Should all water-saving practices be added to the plumbing codes?

I recently attended a committee meeting on the IAPMO Green Plumbing and Mechanical Supplement, otherwise known as the Green Code. This is a group of fine professionals dedicated to helping the plumbing industry continue its move toward green construction practices. Both the IAPMO and ICC green codes are voluntary. You can use them if you want, but nothing in the code is mandatory.

The U.S. Green Building Council’s  LEED program has been around for many years. And many of you have installed green plumbing systems in LEED-rated buildings.

When I attend these meetings or visit a LEED building, I always think back to a friend of mine who claims, “I was green before green was green.”

Many of you fall into that category, for which I applaud you. Water conservation has been a part of plumbing installations since plumbing was brought indoors.

At the same time, some in our profession do everything to avoid water-conservation measures. Showerheads are tampered with to increase flow rates, ballcocks are adjusted to increase the flush cycle and other water-wasting measures are put into place. Willfully violating the code or federal law has no place in our profession.

But here’s my thought: Should we leave water-conservation provisions in the green codes or should they be a part of our public policy?

Low-flow WCs and urinals

When I hear discussions about flow rates and water use, it seems obvious to me that it should be a part of our public policy, not something left for a voluntary green code. Let me start with water closets.
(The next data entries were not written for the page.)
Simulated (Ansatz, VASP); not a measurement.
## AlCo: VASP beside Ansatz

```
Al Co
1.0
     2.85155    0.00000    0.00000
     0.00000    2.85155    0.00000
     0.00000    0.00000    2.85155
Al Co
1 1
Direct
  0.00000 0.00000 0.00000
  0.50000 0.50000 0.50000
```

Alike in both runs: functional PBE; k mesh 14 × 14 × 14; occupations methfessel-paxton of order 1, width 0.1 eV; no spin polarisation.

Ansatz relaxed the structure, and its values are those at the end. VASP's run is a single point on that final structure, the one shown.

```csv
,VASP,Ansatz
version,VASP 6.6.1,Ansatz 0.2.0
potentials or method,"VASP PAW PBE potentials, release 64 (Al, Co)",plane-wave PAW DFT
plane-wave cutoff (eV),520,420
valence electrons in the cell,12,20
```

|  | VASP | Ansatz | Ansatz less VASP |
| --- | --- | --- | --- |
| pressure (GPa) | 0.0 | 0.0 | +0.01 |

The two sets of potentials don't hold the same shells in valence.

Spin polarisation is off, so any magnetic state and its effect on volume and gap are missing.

All water-closet manufacturers have developed a 1.28 gal. per flush water closet meeting the U.S. EPA’s WaterSense program requirements. Yes, 1.28 is a strange number, but it is equal to 30% savings over a 1.6 gpf water closet.

So, I ask you, why would you still be installing a 1.6 gpf water closet? Shouldn’t you be installing water closets that are 1.28 gpf, or less? You cannot provide a good reason for continuing to install 1.6 models. And don’t say you are trying to save your customer money, because in the long run, you are costing your customer money every month with higher water bills.

Another quick change-out you should be doing is switching the handle on manual flushometer valves to dual-flush handles. This takes very little time and can be done without turning off the water. What could be easier? Dual-flush handles work on any water closet.

The user can flush down for a full flush and flush up for a partial flush. The flushing upward saves 30%  or more of water. Think of how many times a water closet is flushed every day. Then think of how many times only urine is present in the bowl.

Plumbing manufacturers couldn’t have made it any easier to save water than providing the dual-flush handle. Every plumbing contractor should carry a number of these handles in his truck. Offer the change-out as a service to your customers. They will feel good about saving water. They also will feel good when they get a positive response from the public.

When it comes to urinals, why flush 1 gal. when you can flush 0.5 gal.? Or, for that matter, no gallons? Some of you claim you don’t like nonwater-supplied urinals. Well, men are using them all over the country without a problem. But, if you do have a problem, there are low-volume urinals - 1/2 gal., 1/4 gal. or 1/8 gal. flush.

It is time to switch to low-flush-volume urinals. This is another easy decision for you to make.

Water-saving faucets

Many lavatory aerators  flow less than 2 gal. per minute. I have found that, after using a 1 gpm aerator for the past 10 years, I have gotten used to it. My daughters also like the aerator and asked for one in their bathroom. I expect that with them moving out, they will want a 1 gpm aerator in their apartments. They have gotten used to it.

Showers have become a stumbling block in the water-conservation movement. A loud chorus of “DON’T TAKE AWAY MY SHOWER WATER!” has been heard from consumers who don’t want what they believe will be compromised shower quality with low-flow fixtures. However, I don’t agree. You can lower the shower flow rate to 2 gpm and not suffer any consequences. Having used lower flow rates for years, I can attest that it really isn’t a big deal.

When I stay in hotels with older showers, tampered showerheads or multiple showerheads, I personally don’t like it. I feel as if I am drowning in the shower from  too much water. You don’t need that much water to get a comfortable shower.

These are just a few water-conservation ideas that are a part of the green codes. I don’t believe these requirements belong in the green codes, however. They belong in the plumbing code. This should be a part of our public policy. We don’t need to say we are green to save water. It is just a part of being a good citizen. If you want to call yourself green, that is OK, too. You are still being a good citizen.

The model plumbing codes cannot change until the 2015 edition. Let’s hope that all switch to lower-volume-flush water closets and uninals, and lower-water-use aerators and showerheads. If we don’t do what is right, watch out because the Feds may get involved again. I would prefer that we as an industry make the changes, not the federal government.

Water conservation is more than being green. It is good public policy. We should all be proud of the water conservation banner.